Sargeant also defended Giron for having sponsored legislation that will reform elections in Colorado by expanding access and permitting same-day voter registration. He also lauded her for supporting civil unions legislation that affords same-sex couples legal rights.

“Extremists are attacking Sen. Giron because she successfully sponsored legislation that will increase voter participation in Colorado, and she supported legislation that would grant equal benefits to the state’s gay and lesbian couples as well as the new legislation that will reduce gun violence in her district and throughout Colorado.

“The DLCC is committed to ensuring that committed public servants like Sen. Giron and Sen. Morse are not removed from office by fanatics seeking to intimidate legislators in Colorado and throughout the country who’ve stood up to reduce violence, remove barriers to voting, and ensure that all citizens are treated equally under the law,” Sargeant continued.

A nasty election ahead?

Giron questions just how much money Pueblo Freedom and Rights actually has. The group’s disclosures contain non-itemized filings. Giron’s campaign has filed an ethics complaint against Pueblo Freedom and Rights for having monetary filings that exceed the $20 limit for remaining anonymous. For example, the group reported receiving donations of $1,017 and $1,807 without disclosing its source.

“They have money, they’re just not transparent enough,” declared Giron.

She believes the recall effort has been disingenuous, suggesting that proponents have been spreading false information, including that the gun control legislation would take away people’s guns. Proponents, however, say they have not been disseminating falsehoods, but that some people may simply be misinformed.

More concerning to Giron is what she sees as racial and misogynistic undertone to the effort. The senator alleged that recall volunteers have been remarking on her Latino background, as well as her abilities as a female lawmaker. She said some have even suggested that they need guns to protect themselves against a potential immigrant uprising.
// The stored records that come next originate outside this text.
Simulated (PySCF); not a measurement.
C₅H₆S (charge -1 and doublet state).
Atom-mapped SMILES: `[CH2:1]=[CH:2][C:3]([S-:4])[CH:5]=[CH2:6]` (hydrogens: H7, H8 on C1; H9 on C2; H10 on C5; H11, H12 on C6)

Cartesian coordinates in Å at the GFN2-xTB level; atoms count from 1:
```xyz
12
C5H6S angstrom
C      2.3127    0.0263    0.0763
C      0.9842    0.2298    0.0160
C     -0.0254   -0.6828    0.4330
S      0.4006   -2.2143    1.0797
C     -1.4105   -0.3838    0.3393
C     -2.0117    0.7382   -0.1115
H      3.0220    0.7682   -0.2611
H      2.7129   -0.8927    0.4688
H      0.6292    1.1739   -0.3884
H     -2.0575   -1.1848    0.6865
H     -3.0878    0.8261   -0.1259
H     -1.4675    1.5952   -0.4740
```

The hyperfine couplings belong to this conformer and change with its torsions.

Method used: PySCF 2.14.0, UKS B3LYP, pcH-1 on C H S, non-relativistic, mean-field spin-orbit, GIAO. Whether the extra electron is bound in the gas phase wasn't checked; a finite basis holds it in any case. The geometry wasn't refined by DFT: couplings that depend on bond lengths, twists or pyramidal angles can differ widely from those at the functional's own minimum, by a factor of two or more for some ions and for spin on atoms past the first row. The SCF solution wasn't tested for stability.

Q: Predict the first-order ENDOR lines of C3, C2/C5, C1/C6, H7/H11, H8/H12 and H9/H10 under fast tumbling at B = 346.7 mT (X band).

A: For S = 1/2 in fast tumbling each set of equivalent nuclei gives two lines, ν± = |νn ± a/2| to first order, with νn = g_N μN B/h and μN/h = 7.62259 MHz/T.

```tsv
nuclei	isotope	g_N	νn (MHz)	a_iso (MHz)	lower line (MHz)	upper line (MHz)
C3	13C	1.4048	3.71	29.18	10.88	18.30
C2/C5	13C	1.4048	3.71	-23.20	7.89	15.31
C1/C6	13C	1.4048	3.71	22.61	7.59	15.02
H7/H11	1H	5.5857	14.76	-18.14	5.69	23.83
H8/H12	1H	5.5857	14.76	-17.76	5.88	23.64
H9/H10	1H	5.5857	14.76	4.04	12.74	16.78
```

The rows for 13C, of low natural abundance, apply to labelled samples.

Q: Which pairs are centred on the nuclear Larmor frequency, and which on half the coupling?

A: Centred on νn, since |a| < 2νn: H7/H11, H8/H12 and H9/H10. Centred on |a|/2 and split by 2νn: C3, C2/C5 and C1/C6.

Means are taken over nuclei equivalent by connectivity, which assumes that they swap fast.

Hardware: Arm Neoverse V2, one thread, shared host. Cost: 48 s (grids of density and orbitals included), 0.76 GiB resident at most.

“One woman said, ‘We need that 16th round because of home invasion,’” recalled Giron. “And another said, ‘Because when the immigrants come…’ And I’m like, ‘Excuse me!’

“They’re fearful that the immigrants are going to come and invade your home,” she continued. “And I think the recall people really play on that a lot.

“I was surprised at how racially charged this issue is and I do think that me being a Latina, a Mexican American, that they don’t even think I should have this position,” added Giron. “It’s sexist and ethnically based, they think I should know my place and you shouldn’t be in that.”

She said her volunteers have heard people yelling at them that Giron should be deported.

“My standing there as a Latina and proud of my heritage, that incites them and makes them very paranoid and nervous,” said Giron.

Head said he has not seen or heard any reports of disparaging comments, adding that the effort has been largely cordial.

“It hasn’t been nasty like that at all …” he said.

Giron has also been critical of the recall effort as a whole, suggesting that it is an expensive start on a slippery slope to threaten recall simply because a group of people disagree with a policy position. Instead, recalls should be used for ethics and criminal violations, say Giron and her supporters. They point out that the election would cost about $150,000.

But Head said policy is exactly why there are recalls. He said law enforcement investigates crimes, and committees examine ethics complaints. But the people must act when lawmakers are believed to vote against the will of constituents.

“That is the dumbest thing I’ve ever heard,” Head said when told that Giron’s supporters question the need for the recall effort.

“The overall picture is that she didn’t represent the district,” he continued. “It doesn’t matter if it’s guns, or water rights, or agriculture, or labor, or immigration, or whatever … She didn’t represent the district.”

Head pointed out that Giron held a news conference to respond to the petition drive in Denver on Monday at the Colorado Democratic Party’s headquarters. He believes she did so because she doesn’t truly represent Pueblo.

“That’s where she takes her orders from, and that’s who she voted with was with her Denver higher-ups, and so it makes sense to me, if that’s where she’s getting her orders from,” remarked Head. “I guess she might as well have it there, she’s definitely not listening to her district.”

Giron said she had a meeting in Denver on Monday for the Colorado Elections Commission, of which she is co-chair.

“So, they don’t want me to work?” asked Giron.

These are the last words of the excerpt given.